“Narcissus Garden” is one of Yayoi Kusama’s most contemplative pieces, comprised of 1,500 stainless steel orbs, left to float on a pond. The piece has been shown at Philip Johnson’s Glass House in Connecticut in 2016, and England’s Chatsworth House in 2009, both of which invited the viewer to contemplate the spheres’ manicured yet natural garden surroundings. Now however, in collaboration with MoMA PS1, the work is coming to the industrial environment of a former garage in Fort Tilden, in the Rockaways. “It will look very, very different than before,” curator Klaus Biesenbach told The New York Times.
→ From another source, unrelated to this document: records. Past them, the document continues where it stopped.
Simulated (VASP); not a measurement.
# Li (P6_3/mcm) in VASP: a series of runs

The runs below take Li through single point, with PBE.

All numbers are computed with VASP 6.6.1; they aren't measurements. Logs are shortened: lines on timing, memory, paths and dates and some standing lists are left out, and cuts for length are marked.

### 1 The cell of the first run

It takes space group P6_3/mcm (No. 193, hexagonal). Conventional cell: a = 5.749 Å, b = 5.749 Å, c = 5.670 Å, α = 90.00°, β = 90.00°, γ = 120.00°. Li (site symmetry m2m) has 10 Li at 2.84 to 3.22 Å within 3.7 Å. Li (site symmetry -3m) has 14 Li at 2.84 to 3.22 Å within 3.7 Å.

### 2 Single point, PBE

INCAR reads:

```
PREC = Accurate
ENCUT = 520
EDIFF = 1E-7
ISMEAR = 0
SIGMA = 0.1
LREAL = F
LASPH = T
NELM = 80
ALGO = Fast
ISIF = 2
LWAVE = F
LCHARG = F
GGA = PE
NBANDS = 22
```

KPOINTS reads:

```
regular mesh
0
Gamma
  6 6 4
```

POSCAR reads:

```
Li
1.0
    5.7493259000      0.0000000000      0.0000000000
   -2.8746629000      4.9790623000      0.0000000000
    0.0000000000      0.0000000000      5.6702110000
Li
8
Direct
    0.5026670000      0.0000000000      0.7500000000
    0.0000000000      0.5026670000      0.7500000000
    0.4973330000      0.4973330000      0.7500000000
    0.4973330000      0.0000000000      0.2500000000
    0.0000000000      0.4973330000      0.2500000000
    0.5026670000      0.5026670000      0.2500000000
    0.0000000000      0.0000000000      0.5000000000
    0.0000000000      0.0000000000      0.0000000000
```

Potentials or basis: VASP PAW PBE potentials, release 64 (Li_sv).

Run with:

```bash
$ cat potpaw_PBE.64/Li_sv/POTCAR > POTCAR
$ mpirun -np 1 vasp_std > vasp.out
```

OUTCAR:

From July 1st until September 3rd, you’ll be able to see the piece as part of MoMA PS1’s Rockaway!, a festival set up to benefit the Rockaways after Hurricane Sandy devastated the area. Not that the danger has passed — only last month, the city closed a section of the beach because of erosion. Good for the beach, less great for the hordes who descend every weekend from the city.
Previous works at the festival have included Patti Smith’s “Resilience of the Dreamer,” and a neon drenched abandoned house by Katharina Grosse (who spoke to i-D about the project in 2016). One thing it won’t help with, presumably, are the summer crowds — Kusama’s “Infinity Rooms” are an enduringly popular draw at museums across the world.